Avoiding business broking pitfalls

Eight common mistakes made by business agents and how to avoid them. By Tony Arena

Business brokers come to the profession from different walks of life – real estate, accounting, small business or large business. Their background usually determines what sort of business broker they will be.

As with most professions, the more experienced you are, the more you realise you don’t know. Here are some common mistakes.

1. Not analysing the figures well enough. Most business brokers are salesmen, so there is a tendency to take the last year’s profit and loss, and base the profit on that. You should look at earlier years’ profit, not to do an averaging exercise but to fully understand where the business has been and where it might be going. You should also find out how the business is trading now and present the current picture to a buyer, especially in a market as dynamic as this one.

2. Focusing too much on the figures. Once you have analysed the figures enough to gain a picture of the business from a financial point of view, it is time to step back and concentrate on the non-financial aspects. See the business from an internal and external perspective: What impact does the current economy have? How is it placed within its own industry? What is the future of this business? How important is the current owner to the business and what systems are in operation? The key to the sale of a business is transferability. The valuable broker understands this and spends a good part of his or her time investigating transferability on behalf of potential buyers.

3. Not spending enough time to understand the buyer. Brokers act for the seller and hence we are preoccupied with the vendor and their problems. Spending time with a buyer, however, may unlock important information that will help you clinch this deal or find them something else to suit. Understanding buyer personality and motivation is crucial for the accomplished business broker.

4. Not staying in touch with the seller when inquiry drops off. It is easy to talk to a seller when you are getting plenty of inquiry. But when inquiry dies down, that is when it is tough to make the call. What most brokers don’t realise is that the vendor is often as embarrassed as the broker that the business hasn’t sold. During this ‘grind’ period, the broker must maintain regular contact and seek suggestions from the seller on how to best offer the opportunity.

5. Not selling yourself. A business broker has the skills, abilities, contacts and toughness to get a business sold. Combining the knowledge that a salesman, lawyer, accountant, finance broker, adviser, mentor and marketing expert must have, the broker (in an ideal scenario) achieves a result that makes a buyer and seller happy. We as brokers don’t spell this out enough to buyers.

6. Not appreciating the value of their database. The cheapest client to get is an old one. We spend so much time chasing new clients but fail to realise that there are so many people we have spoken to that could probably become a client if we make further contact. The database is gold!

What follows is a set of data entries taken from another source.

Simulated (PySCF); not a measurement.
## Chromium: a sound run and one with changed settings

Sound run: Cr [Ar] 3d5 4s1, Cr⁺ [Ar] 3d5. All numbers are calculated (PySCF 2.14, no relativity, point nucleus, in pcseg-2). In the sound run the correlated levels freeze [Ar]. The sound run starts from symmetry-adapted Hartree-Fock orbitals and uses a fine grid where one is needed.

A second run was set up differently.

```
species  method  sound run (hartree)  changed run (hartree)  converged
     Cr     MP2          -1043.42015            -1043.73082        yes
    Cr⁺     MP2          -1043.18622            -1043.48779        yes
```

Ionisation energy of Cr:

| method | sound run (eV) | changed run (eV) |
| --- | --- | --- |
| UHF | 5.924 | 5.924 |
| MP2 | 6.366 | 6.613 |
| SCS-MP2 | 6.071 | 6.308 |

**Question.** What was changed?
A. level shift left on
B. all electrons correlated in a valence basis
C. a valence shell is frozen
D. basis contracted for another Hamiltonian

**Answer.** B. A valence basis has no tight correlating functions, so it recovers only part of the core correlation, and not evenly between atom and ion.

7. Not having sales targets. It’s OK to have listing targets, but business brokers get paid on sales. A broker should have a sales and commission target set for each year, broken up into quarters. A listing shouldn’t be taken unless the broker actually believes there is a good to very good chance of sale.

8. Not spending enough time on the preparation. Get all the documents you need in advance of the business going on the market. Compile all the information, create a good selling document and ask the vendor to pay for this. A dollar spent before the sale will mean two or more dollars to the vendor on sale.

Tony Arena is an REINSW member and Managing Director of Business Connection International, a Business Broking company based in Sydney.